Wednesday, March 12, 2008

"Dead Watch"

I'm dying here. Between the falling dollar and rising oil, proposed Democratic budget and tax increases and Republican unrestricted trade and seeming indifference to global warming, to the nation's credit crunch and our town budget proposal. We're growing corn to burn more fuel so that we're running out of grain for food and feed. We decimate sharks for soup and other fish because we get paid. And blah blah blah blah blah blah...

I'm depressed. I'm afraid for my children's future. I don't see any way out of it. I can't even seem to make myself care about illegal immigration. My only real hope is that the media constantly harps on the worst possible angles of the most unsavory stories and we're not really any better or worse off than at any other point in modern history.

Except for that global warming thing. That's a big one.

TV's painful because my basic cable service from Time-Warner combined with a cable modem costs over a hundred dollars per month. Beneath the total should be a statement that says: This is why you hate us. Love, TW. And then, of course, it's still TV.

Thank god for books. Open the cover, turn the page, and get me the hell out of here.

Clearly, as I mentioned a few posts ago, I'm not coping so well. For years and years I haven't been able to read books about three things: politics, Hollywood, and sports. They are typically filled with cliched cardboard cutout characters placed in situations so far out from what I can identify with they are about as interesting to read as the latest Party vs. Party diatribe for the upcoming election.

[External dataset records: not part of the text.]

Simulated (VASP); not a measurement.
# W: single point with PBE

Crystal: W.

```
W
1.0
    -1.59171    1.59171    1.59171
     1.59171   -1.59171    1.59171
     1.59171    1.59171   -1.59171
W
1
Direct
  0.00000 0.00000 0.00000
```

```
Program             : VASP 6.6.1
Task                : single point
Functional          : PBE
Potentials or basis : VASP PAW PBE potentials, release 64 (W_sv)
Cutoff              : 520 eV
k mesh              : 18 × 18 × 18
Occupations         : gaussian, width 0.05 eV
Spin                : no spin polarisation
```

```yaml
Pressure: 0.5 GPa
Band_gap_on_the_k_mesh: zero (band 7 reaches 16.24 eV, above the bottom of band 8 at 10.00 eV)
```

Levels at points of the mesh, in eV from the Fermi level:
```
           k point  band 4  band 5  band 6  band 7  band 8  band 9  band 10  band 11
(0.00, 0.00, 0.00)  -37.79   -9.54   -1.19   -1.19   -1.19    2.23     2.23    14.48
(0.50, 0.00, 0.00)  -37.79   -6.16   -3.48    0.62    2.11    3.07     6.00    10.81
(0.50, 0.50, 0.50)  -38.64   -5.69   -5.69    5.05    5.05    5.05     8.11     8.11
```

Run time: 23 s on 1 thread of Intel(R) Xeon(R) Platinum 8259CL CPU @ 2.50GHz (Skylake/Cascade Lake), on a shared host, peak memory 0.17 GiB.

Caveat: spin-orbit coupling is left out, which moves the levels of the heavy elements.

That doesn't always stop me from trying, however. I really liked Richard Condon's The Manchurian Candidate but it was published a long time ago. Recently I read John Sandford's Dead Watch and I'll be damned if Sandford didn't handle it with all the skill and inventiveness that he's brought to his two series (the Prey and the Kidd books).

Politics are inherently interesting. American politics are inherently distasteful (to me; maybe it would be different if I was Portugese or something but I don't know). Dead Watch introduces us to a new character, a typical Sandord man's man: bright, clever, socially adept, knows how to get along with the ladies. The plot revolves around political intrigue as plausible as anything occurring in real life but without the cliches, without the tiresome comparisons to American presidents past, and without any preachy or attempted redeeming message about the great American Way.

What it does do is tell a damned good story. As I've said here numerous times, Sandford is one of the few contemporary authors I know of that consistently gets better as time goes by; he's resisted falling into a self-parodying formula or rehashing of previous works and comes out swinging every time. I can't think of anything I'd rather read about (for pleasure) than a book with a political setting (or Hollywood or pro sports). But Sandford makes it work because, I think, he puts the story above all else.

There should be a writing Rule in there somewhere, I think. Aw, but then someone would just come along and break it. In the meantime, I think I'm behind one Prey and one Sandford standalone. Those ought to keep me away from the world for a while.